Thinking back, and yes I realize this is probably disturbing, I think that bird was dead after the first hour or so after I picked it up. But through my eyes, it was injured and I could make it better.Being only five years of age I really had no idea either way, but that bird became special to me. I loved it.
My father dug a grave in our backyard and we had a funeral. I cried. I missed this little creature and what it had taught me. I learned that not everything could be saved and I must work through those feelings of loss.
The Grieving Process
The grieving process is something will we all be subject to at one point or another in our lives. Although we all grieve differently, there are five stages that people usually follow- with or without being aware of it.
Grief can't be shared. Everyone carries it alone, his own burden, his own way.
--- Anne Morrow Lindbergh
My first experience of losing a family member was my grandfather passing. He passed on Halloween. I believe I was six or seven years of age. I felt overwhelming guilt thinking that I was selfishly begging for candy as he died of a heart attack.

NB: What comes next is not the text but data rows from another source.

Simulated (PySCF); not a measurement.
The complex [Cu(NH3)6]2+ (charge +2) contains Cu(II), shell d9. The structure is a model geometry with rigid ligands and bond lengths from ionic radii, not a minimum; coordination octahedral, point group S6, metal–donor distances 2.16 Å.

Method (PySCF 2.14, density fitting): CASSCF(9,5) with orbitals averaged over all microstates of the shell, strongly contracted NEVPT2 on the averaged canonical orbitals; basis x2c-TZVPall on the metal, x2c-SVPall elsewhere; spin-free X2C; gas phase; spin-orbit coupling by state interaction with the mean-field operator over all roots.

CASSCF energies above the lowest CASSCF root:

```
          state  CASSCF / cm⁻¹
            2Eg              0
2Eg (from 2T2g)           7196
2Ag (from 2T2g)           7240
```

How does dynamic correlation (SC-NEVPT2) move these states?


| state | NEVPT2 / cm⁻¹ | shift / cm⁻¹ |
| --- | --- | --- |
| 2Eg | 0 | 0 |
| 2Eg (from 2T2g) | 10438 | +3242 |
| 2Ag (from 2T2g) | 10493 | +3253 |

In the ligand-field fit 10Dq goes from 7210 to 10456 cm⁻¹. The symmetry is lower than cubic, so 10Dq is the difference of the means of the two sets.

The day of my Grandfathers funeral my parents, siblings and I went to my Grandmothers house.I felt consuming sadness and embarrassment as I sat in my grandparents’ living room, listening to my siblings laughing and goofing around while playing ping-pong downstairs. As my grandmother cry into her double shot of bourbon, I wept for the lack of consideration they possessed.
I did not cry for the loss of my Grandfather that day. I remember gazing at this man laying in a box, dressed so elegantly in a suit with arms crossed over his chest. He did not seem real to me. This man was not my Grandfather. I felt, well...nothing.
I did not grieve for him until many years later. However, when I cried, I felt as if he died the day my first tear fell. The hurt was so deep, aching within my heart. My stomach in knots as if I was to throw up at any moment. I felt sadness for my Mother who lost her Father. I felt anguish towards my Grandma who had lost her husband.
Helpful Sources For Loss
When we experience something that is horrific or a loss to us personally, we deny. We deny because we are just not ready to accept this as a true happening. Denial is an unconscious way of protecting yourself from the truth. People often find themselves telling the story of their loss over and over, which is one way that our mind deals with trauma. As denial fades, it is slowly replaced with the reality of the loss.
Slowing the truth creeps in and you begin to feel angry. We become angry at the loss we are experiencing. We blame others for our loss. We can become easily agitated and turn our anger on others. We can even become angry with ourselves. Personally, I feel that although you may express your anger at the wrong person, at least you are expressing your anger. The worst thing you can do is keep it inside. Repressed anger is like a shaken bottle of Champagne, it builds and builds pressure until eventually the cork is pops and it is everywhere.
It's only human not to want to have a loss of a loved one. Bargaining tends to take place with your God or Higher Power. You make a deal to take away what has happened. You may even say something like, 'Take my life and give hers back.'
The loss of a loved one or any experience that causes great pain can and most likely trigger the onset of depression. Loss of energy, bouts of tearfulness and the feelings of pain and loneliness are normal. To not feel sad or depressed would be abnormal. But, depression is a stage,if you find yourself not moving on after a respectable time-frame, consult your doctor.
It is foolish and wrong to mourn the men who died. Rather we should thank God
that such men lived.
---George S. Patton, Jr
This is the stage inwhich you feel you can go on. You have accepted the loss. Many feel that by accepting the loss you are 'forgetting' or should have no feelings about it any longer. This is false. To forget would be apart of denial, it would be easier to deal with it that way. Not a part of this stage. You will always feel a sadness or an emptiness where that person or event was involved. But with acceptance, you can look back but still move forward. It is about not being stuck in the loss.
To find acceptance you must experience the stages, as hard as they are.
You will feel whole again. As hard as the loss is on you now, it will come. Allow yourself to feel angry and sad. Don't put on a 'brave face' to please others, allow yourself the emotions. By dealing with the loss you will eventually heal. My thoughts are with you.